After a few weeks of writer’s block, it finally hit me. Don’t you love that moment when something comes to you and all you want to do is grab a keyboard ( *smiles*) and write a blog post about it. Well here it comes. I had my epiphany, ironically enough on Epiphany!
One of my readers figured out some of my origins after reading my blog post about eating consciousness. No wonder, all that mention about eating rabbit and cow’s tongue and liver as a child gave it away. Yes I am partly French. My whole adult life, I have had issues with how to keep up with traditions. As I mentioned in previous posts, the first dilemma came when we had to figure out whether to celebrate Christmas or not. Well I figured that out. But there are so many other things. For me and my husband, a few issues come to mind. First, we’re not Catholic but both had at least one Catholic parent, then when it comes to me, I was raised in a home where food WAS a national TRADITION! I’m not joking. So, even after having figured out that we didn’t have to celebrate some religious holidays, food is always a reminder or even an excuse. Like today. Today is Epiphany. I grew up celebrating Epiphany. My mom was not really a practicing Catholic but in France, it was tradition to get the Galette with the fève inside. Whoever got the fève was crowned King or Queen. Also, every time you would visit someone during the whole month of January, you would have to bring a galette. Whoever got the fève was the next one to buy the galette. It went on until the end of the month. We also have until the end of the month to wish Happy New Year. Anytime afterwards was bad taste.

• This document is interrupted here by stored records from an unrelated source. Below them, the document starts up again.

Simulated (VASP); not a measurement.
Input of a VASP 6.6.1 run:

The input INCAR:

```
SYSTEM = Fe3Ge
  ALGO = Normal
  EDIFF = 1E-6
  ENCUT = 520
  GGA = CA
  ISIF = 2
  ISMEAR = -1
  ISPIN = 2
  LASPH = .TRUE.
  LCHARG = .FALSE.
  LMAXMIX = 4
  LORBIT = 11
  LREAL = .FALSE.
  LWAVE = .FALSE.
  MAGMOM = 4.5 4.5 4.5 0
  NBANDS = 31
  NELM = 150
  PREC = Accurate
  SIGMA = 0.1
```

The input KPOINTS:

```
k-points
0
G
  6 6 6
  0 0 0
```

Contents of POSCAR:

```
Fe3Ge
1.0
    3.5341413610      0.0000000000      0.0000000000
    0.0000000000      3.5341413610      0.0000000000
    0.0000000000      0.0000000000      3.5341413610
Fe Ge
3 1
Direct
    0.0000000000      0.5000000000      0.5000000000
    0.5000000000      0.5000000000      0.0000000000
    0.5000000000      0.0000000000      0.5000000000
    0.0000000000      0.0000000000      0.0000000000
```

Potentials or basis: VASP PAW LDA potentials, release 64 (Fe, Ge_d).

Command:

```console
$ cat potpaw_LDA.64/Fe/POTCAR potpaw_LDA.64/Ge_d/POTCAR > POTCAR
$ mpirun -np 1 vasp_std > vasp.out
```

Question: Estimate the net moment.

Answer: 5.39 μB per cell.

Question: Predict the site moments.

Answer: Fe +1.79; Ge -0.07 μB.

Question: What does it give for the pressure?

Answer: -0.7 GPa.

I continued all the traditions I grew up with (well most of them) because it is heart warming and I wanted share my culture with my family and kid.
After a few years, I now find those traditions more as chores and duties. I went to bed last night thinking, “oh shit, tomorrow is Epiphany, I have to go get a galette I guess” excuse my language but that is really what I thought. I started wondering where I would get it, where the best one is at, which store has the cheapest…. AND because of my new vegan diet, I honestly had no desire to even eat it. It was Christmas all over again. At Christmas, I bought a bûche de Noel but I wasn’t excited about eating it. I looked forward to my vegetables a lot more. Traditions are legacies, I get it. But we change, people change, so why do I feel so guilty by just thinking about NOT getting a Bûche de Noel or a Galette? I think it is because all those things were fun for me as a child, but I am not a child anymore and I could care less if I eat a galette on a Holiday I don’t even believe in. I am a closeted double hypocrite. So here, I am out. I am not Catholic and I celebrate Catholic holidays just because I did when I was younger even though it was mostly because of the fun and for the food and now I force myself to do it for my kid.
Don’t get me wrong. I do like traditions but after a while, it is time to move on. For example, we used to celebrate Easter, but now we no longer go for the Easter egg hunt. We graduated from that tradition. I never baked beignet on Mardi Gras like my grandmother used to. That’s ok. I don’t make crepes that often either which probably explain why I am not rich since the tradition is that if you make crepe on a certain day, you’re supposed to be rich all year. I think I have to stop being so hard on myself. Another reason why I kept those traditions for so long even when they annoyed me was because my mother would make me feel guilty about not being in France anymore. I think she was afraid my kid would not have enough reminders of where we came from. That could not be further from the truth. We all know where we come from and we cherish it. What is more important though to us is who we are today as people. Who we are is not defined by traditions. I love my origins and I will always cherish them but I see myself more as a part of the human race than as a National of a specific country or a follower of a specific faith. We did a great job raising our child that way. This might anger some people, but I find it wrong to force kids to say the pledge of Allegiance to the American Flag every day in school. We love our country very very much in our house. 9/11 was one of the worst days of our lives. We love our American People but we do not need to assert it that way because we feel we alienate the rest of the world. Traditions are like history to me. They have to be remembered and people choose to remember history in their own ways. Some express their opinions loudly, some join parades, some make movies about it, some light a candle quietly in the privacy of their home. The way we choose to honor our traditions is up to us and we shall not feel pressured by anyone, not our parents, not capitalism (hello Valentine’s day around the corner) or our government. So I am officially over the guilt.
The other very important thing to remember is to forever create new traditions. It is actually the most fun. I have countless ideas every year which turn into beautiful new memories and traditions and it makes me happy to know that I am continuing to write our history.
Now for all those of you who wonder what I ended up doing: well, I did it. I went out and bought a Galette des Rois. When I came home I wrote this post…out of frustration. Now I think I will actually enjoy it more but I will no longer do anything just because I have to follow some tradition.